Once the number of atoms of each type within a unit cell is determined, the simplest ratio of those atoms can be determined.

>> Example 2

What is the stoichiometry of the following compound if black dots = X and unfilled circles = M? (M goes first in the formula.)

Solution:

In this cell there are eight black atoms, one at each corner, but no more. So the total number of X atoms in the cell = 81/8 = 1.

There is one circle in the center (body), so the number of M atoms = 11 = 1 So the ratio is 1:1 and the formula = MX.

>> Example 3

What is the stoichiometry of the following compound if black dots = X and unfilled circles = M? (M goes first in the formula.)

Solution:

This is a body-centered cubic with X on the corners and in the body, and M on each face.

X:	8 corners (1/8)	= 1
	1 body (1)	= 1
	total	= 2

M:

6 faces (1/2)

= 3

So the stoichiometry is M₃X₂ (There is no simpler ratio.)

>> Size and Density

The volume (size) of a unit cell depends on the ionic radii (size) of the ions and their arrangement (lattice structure). Figure 9.3 lists ionic radii. The length of an edge can be determined by x-ray diffraction.

To determine the edge length from ionic radii, the exact type of lattice is required. For a lattice where ions touch along the edge of a unit cell, the edge length can be determined by adding the relevant ionic radii.

To determine edge length for unit cell where the ions touch along a face, it is normally assumed that the atoms along the diagonal across the face are touching. The length of this diagonal is determined from the sum of the ions along the diagonal (c). The Pythagorean theorem

a² + b² = c²

is used to determine edge length. If this is a cubic structure, both edges are the same length (a = b) and the formula simplifies to

2a² = c²

To determine edge length for a unit cell where ions touch through the body of the cell, the Pythagorean theorem must be used twice. The sum of the ionic radii corresponds to a diagonal through the center of the unit cell (c). A right triangle can be made from a diagonal through the face (b) and an edge (a).

a² + b² = c²

The value for the diagonal across the face (b) can be determined by a right triangle along each edge

2a² = b²

Putting the two equations together, the edge length can be determined from

a² + 2a² = 3a² = c²

>> Example 4

What is the edge length of a cubic unit cell if iodide ions touch along the face of the unit cell?

Solution:

The radius of an iodide ion is 220 pm. The corner of the unit cell starts in the center of an iodide ion, so from the corner of the unit cell to the next ion is one radius. The diagonal goes completely through the ion on the face, so that is two radii. The diagonal continues to the center of the ion on the other corner, one more radius, for a total of four.

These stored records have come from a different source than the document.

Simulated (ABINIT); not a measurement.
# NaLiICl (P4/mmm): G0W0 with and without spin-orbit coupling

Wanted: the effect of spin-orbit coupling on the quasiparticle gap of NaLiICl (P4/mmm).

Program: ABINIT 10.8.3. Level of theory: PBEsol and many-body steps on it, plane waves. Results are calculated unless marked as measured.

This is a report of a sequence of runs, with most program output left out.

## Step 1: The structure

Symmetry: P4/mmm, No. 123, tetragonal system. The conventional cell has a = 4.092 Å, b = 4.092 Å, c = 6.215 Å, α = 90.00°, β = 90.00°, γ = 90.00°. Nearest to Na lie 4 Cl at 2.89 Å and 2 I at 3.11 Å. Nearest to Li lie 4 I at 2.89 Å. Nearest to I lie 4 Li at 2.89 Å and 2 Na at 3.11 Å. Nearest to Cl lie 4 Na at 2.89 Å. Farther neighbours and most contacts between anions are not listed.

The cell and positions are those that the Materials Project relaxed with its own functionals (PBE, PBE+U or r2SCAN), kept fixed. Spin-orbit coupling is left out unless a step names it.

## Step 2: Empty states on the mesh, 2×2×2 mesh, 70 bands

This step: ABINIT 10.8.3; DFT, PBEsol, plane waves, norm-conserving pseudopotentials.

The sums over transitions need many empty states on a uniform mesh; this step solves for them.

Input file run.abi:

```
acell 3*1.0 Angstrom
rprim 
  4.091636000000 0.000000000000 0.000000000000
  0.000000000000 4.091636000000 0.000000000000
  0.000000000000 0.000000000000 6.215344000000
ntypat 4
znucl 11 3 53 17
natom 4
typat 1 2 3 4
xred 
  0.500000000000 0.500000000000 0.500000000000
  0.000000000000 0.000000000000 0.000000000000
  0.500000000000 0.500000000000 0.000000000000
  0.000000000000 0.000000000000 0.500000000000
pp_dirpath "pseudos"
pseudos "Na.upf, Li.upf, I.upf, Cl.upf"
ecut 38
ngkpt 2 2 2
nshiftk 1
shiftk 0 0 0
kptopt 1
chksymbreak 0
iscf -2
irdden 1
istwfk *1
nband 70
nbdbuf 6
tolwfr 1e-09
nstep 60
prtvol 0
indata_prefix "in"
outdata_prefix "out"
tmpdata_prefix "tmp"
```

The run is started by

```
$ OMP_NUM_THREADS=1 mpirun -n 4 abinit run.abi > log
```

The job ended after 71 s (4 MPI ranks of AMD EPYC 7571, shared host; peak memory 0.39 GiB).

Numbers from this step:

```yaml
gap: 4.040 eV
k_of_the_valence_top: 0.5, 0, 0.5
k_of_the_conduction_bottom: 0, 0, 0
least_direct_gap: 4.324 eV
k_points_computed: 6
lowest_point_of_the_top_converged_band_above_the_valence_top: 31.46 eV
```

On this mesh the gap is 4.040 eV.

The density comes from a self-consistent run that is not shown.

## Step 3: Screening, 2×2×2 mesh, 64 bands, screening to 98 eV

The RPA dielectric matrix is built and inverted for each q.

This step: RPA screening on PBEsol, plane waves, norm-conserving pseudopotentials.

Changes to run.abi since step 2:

Therefore the length of the diagonal (c) = 4(220 pm) = 880 pm

Using the Pythagorean theorem,

a² + b² = c²

and it is a cubic cell, a = b, so

2a² = c²

Then

2a² = (880)²

2a² = 774,400

a² = 387,200

a = 622 pm

>> Example 5

What is the edge length of a cubic unit cell where a corner chloride ion (r = 181 pm) touches a body-centered cesium ion (r = 174 pm) that touches the opposite corner chloride ion?

Solution:

The ions are touching along a body diagonal. The body diagonal consists of two radii of chloride ions and two radii of cesium ions. Therefore its length (c) is

c = 2(181) + 2(174) = 710 pm

In the introduction, the relationship between edge length and body diagonal was derived to be

3a² = c²,

so

3a² = (710)²

3a² = 504,100

a² = 16,803.3333

a = 410 pm

To determine the volume from edge length, recall that for cubic lattices, each edge length is the same. Consequently, for cubic lattice structures, the volume is simply the edge length cubed.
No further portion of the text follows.